With Election Just 4 Months Away, FEC Essentially Defunct as GOP Member Leaves for Koch-Funded Group

The White House announced it would nominate Allen Dickerson, a proponent of Citizens United, to the elections board.

Eoin Higgins

After 10 months, the Federal Elections Commission in May regained a quorum with the confirmation of Republican appointee Trey Trainor—and promptly lost it just over five weeks later on Friday when commissioner Caroline Hunter resigned to join the Koch-funded group Stand Together, leaving the regulatory body again essentially powerless as the November general election draws closer.

"The FEC's brief period of functioning appears to be over," tweeted Public Integrity reporter Carrie Levine.

Hunter's last day is July 3.

"Republican FEC commissioner leaving to joining the Koch network's dark money fundraising apparatus," tweeted Dig Left researcher Andrew Perez. "Says a lot!"

In a statement reacting to the resignation, Rep. Zoe Lofgren (D-Calif.), the chair of the Committee on House Administration, said the news "makes abundantly clear the shortsightedness of the Senate Majority's naked partisanship in abandoning a longstanding tradition of confirming bipartisan pairs of Commissioners."

"The FEC just emerged from a nine-month period without a quorum—the longest running period of the commission's history—during which it was hamstrung from doing its job," said Lofgren. "Upon commissioner Hunter's announced departure on July 3, the FEC will lose its quorum again for the third time since the commission's establishment, with just four months to go before November's general election."

The news comes after a year of missed opportunities to keep the lights on at the organization for more than a few weeks at a time. As Common Dreams reported in August 2019, the resignation of vice chairman Matthew Petersen left the panel unable to effectively function; by January elections advocates were clamoring for a full slate of commissioners to be appointed ahead of the general election. 

Friday's news prompted more criticism of the body. 

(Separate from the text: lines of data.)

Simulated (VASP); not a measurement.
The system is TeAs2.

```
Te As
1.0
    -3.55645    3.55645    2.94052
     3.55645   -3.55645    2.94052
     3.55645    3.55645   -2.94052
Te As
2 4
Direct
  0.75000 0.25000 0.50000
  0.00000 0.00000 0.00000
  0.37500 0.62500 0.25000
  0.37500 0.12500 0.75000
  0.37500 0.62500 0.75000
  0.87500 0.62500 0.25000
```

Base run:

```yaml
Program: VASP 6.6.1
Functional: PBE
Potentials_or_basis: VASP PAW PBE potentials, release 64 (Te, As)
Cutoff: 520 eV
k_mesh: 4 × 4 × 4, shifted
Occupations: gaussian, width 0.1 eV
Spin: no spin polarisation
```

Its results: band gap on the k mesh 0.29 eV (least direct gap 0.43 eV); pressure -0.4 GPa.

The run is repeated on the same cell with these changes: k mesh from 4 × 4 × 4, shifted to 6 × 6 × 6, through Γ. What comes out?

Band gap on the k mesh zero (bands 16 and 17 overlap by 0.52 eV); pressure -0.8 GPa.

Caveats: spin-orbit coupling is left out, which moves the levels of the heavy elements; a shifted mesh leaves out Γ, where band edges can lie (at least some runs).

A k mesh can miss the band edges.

"A huge majority of voters are concerned about the enforcement of our campaign finance laws," Campaign Legal Center (CLC) president Trevor Potter said in a statement, "and Hunter's resignation leaves their democratic elections with significantly less government oversight."

As Politico explained, the departure of Hunter leaves the panel again unable to enforce rules or take action:

Without four commissioners, the FEC, which is supposed to have six commissioners, is functionally unable to address complaints alleging campaign finance law violations. That meant that at the end of March, there were more than 300 pending cases that hadn’t been addressed, including about three dozen that alleged foreign interference.

News of Hunter's resignation was met with frustration and disappointment by elections advocates who decried the lack of urgency in ensuring the board operates as the 2020 contest heats up.

"It is deeply disheartening and concerning that the FEC will again be missing in action," Meredith McGehee, Issue One executive director, told The Fulcrum. "The American people need a watchdog devoted to enforcing the anti-corruption laws on the books and ensuring transparency of the billions of dollars being spent to influence their votes."

CLC's Potter agreed. 

"Americans understand that the campaign finance system correlates directly to their families' quality of life," said Potter. "The corruption of our democracy by unprecedented amounts of money in our elections from wealthy special interests diminishes the voices of average citizens."

"A strong and functional FEC is vital to protecting our democracy, fighting corruption, and holding politicians accountable for the campaign money they receive," he added.

The White House annnounced in response to Hunter's departure that President Donald Trump will appoint Allen Dickerson, legal director at the Institute for Free Speech, a right-wing think tank devoted to removing barriers to unlimited campaign spending by outside groups and dark money organizations.